2.2.2 Step 2: assigning quality grades to the sources

Three different effects can be seen when plotting the flux obtained by PRF fitting versus that found with aperture photometry for all the extracted sources (Fig. 2). The first effect is present when we use a large aperture with a radius of 3 or 4 pixels. At very low PRF fluxes, there are several sources that show disproportionately large aperture fluxes, i.e. are above the dashed line. These sources are faint sources close to a bright source. In case of the larger aperture, we therefore already get a significant contribution in the aperture from the bright source. The second effect is relevant for some bright sources, whose PRF fluxes are smaller than the aperture fluxes. These sources are super-saturated; i.e., the radial intensity profile has a dip in the centre and so it shows a double peak structure. In a few cases, depending on the depth of the central valley, these two peaks are identified as two individual sources that are each fitted with a fainter PRF; i.e., both sources lie above the dashed line. In other cases, the fitted PRF ends up with a central flux between that of the central valley and that of the wings, meaning PRF fitting underestimates the total flux, so these sources are also shifted to the left in Fig. 2.

The SSC homepage provides values of the maximum flux of unsaturated point sources as a function of integration time. Table 2 presents the flux values interpolated to a frame exposure time of 1.2 s, along with a lower flux limit. This lower flux limit was adopted on subjective grounds for the quality grade labelling (see below). We thus have to be cautious with sources brighter than about 320 mJy in IRAC 1. Consistent with this warning is a third slight effect that seems to set in at fluxes close to this value and affects all brighter sources: the PRF fluxes increase disproportionately compared to the aperture fluxes, leading to a bending to the right, away from the dashed line in Fig. 2 (top). Aperture photometry thus measures the saturated plateau of the PRF, while PRF fitting seems to ignore the missing flux that would be present beyond the plateau and fits the wings. The individual source then lies below the dashed line, with a larger PRF flux than the aperture flux.

If dividing the aperture flux by the linear least squares fit to sources with $\chi ^{2} < 5$, the fluxes measured with both ways are almost identical for many of the sources with $\chi ^{2} < 5$. The slope of this fit is not the aperture correction factor, to be derived in Sect. 2.2.3. Except for the sources affected by the three aforementioned effects, the relative difference calculated as

\begin{displaymath}{\rm rel.\ difference} = \frac{{f}_{\rm PRF} - {f}_{\rm aperture}^{\rm
corrected}}{{f}_{\rm PRF}}
\end{displaymath} (1)

scatters around 7% (Fig. 2, bottom). The superscript ``corrected'' in Eq. (1) indicates that the aperture flux has been divided by the linear fit to sources with $\chi ^{2} < 5$. Sources that are within this range are considered as quality grade A. This test is performed first, therefore grade A sources span the whole range of fluxes, from faint to almost saturated sources.

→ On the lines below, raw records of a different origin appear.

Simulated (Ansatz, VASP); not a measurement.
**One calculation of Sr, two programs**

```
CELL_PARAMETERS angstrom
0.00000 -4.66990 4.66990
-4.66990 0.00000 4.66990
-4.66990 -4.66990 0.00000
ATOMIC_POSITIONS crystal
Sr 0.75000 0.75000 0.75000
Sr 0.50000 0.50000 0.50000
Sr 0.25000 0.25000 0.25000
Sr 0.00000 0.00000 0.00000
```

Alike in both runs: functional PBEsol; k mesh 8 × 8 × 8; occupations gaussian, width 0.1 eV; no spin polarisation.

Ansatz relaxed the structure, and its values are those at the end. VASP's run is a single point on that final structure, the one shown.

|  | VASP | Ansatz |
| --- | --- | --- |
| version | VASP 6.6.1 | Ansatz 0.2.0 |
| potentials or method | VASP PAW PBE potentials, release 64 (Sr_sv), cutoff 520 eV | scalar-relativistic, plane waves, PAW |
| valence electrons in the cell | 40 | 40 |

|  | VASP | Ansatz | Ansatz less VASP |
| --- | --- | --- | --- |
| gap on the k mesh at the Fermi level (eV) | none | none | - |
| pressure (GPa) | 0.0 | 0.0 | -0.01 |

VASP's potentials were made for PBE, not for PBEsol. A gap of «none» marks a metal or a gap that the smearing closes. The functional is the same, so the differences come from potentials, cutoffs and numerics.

Faint sources with fluxes smaller than a certain lower limit (Table 2) and outside the 7% range are classified as quality grade B. Sources whose fluxes are above the saturation limit are classified as quality grade C. They would have to be treated differently with dedicated tools. However, since these sources are probably mostly foreground stars, they are not of prime interest to the science goals, thus we decided not to invest more time in their flux determination. The interested reader is invited to download and analyse the mosaics, which will be made available as on-line material at the Centre de Données astronomiques de Strasbourg (CDS).

Sources that failed all of the above criteria are classified as quality grade D. These are blended sources for which the PRFs overlap such that even the aperture with the smallest radius includes both peaks; i.e., no reliable flux measurement is available for these sources. This effect is the same as the first one mentioned above related to the larger aperture with a radius of 3 pixels or larger.

The statistics of grades for all seven fields and all five bands are given in Table 3. The percentage given for grades A and B is relative to the total number of sources in the catalogue for the respective field that is given in the last column. The seventh column gives the number of sources not detected in the respective channel, but detected in at least one of the other bands plus in the reference catalogues (see Sect. 2.2.4).

2.2.3 Step 3: determination of the aperture corrections

Since we do not use a larger aperture to estimate the background, which would give unreliable photometry in the crowded fields, but do aperture photometry on the background-subtracted images instead, the aperture corrections are expected to be different from the standard values given in the instrument handbooks.

To derive aperture corrections, we created point spread functions with stinytim2.0 (Krist 2006) for all five bands. We then inserted artificial sources with known flux in our mosaicked, background-subtracted images and compared the resulting fluxes given by APEX with the initial fluxes with which we had created the sources. The slope of a linear least squares fit to the initial vs. measured flux gives the aperture correction factors. The derived aperture corrections for the aperture with two pixels radius are given in Table 4, along with their statistical error as derived from the linear fit. Also given in the table are the values as recommended by the SSC, for a 2 pixel radius on source and a 10-20 pixel radius background annulus in the case of IRAC, and a 3 $.\!\!^{\prime\prime}$5 on source aperture without any background annulus in the case of MIPS. The SSC recommended values are not directly comparable to our aperture correction factors, so they are only given for illustrative purposes. Despite the high value of the aperture correction factor for MIPS 24, we adopted the small aperture with 2 pixels radius because i) our observations are not photon noise limited, thus a larger aperture would not reduce the error estimate; ii) there is a ``population'' of blended sources whose flux increases disproportionally with growing aperture because more of the neighbouring source's flux is measured with larger aperture; iii) the SSC lists aperture corrections for an even smaller aperture, so our value is not an extreme. We also corrected the PRF fluxes with the photometric correction factors as recommended by the SSC.

Table 2:   Flux limits applied for assigning quality grades.

Table 3:   Statistics of sources with their grades for all seven fields and five bands.

Besides the aperture correction and the photometric correction for the PRF fluxes, we did not apply any other correction factors such as the colour correction. According to the IRAC data handbook, the colour correction factor for blackbody spectra with temperatures between 2000 and 5000 K is around 1%, except for IRAC 4, where it can reach as much as 2.7% for the hotter stars. Since the colour correction is small and we do not know a priori the nature and spectrum of our objects, we did not apply these corrections.

2.2.4 Step 4: creating the point source catalogue

We finally decided to adopt only the PRF fluxes for the final catalogue on the basis of comparison with other catalogues and with isochrones in CMDs. With this choice, we find, on the one hand, slightly better agreement with other catalogues, and on the other, somewhat reduced scatter at the faint end of CMDs. See Sects. 3 and 4 for a comparison with other catalogues and isochrones.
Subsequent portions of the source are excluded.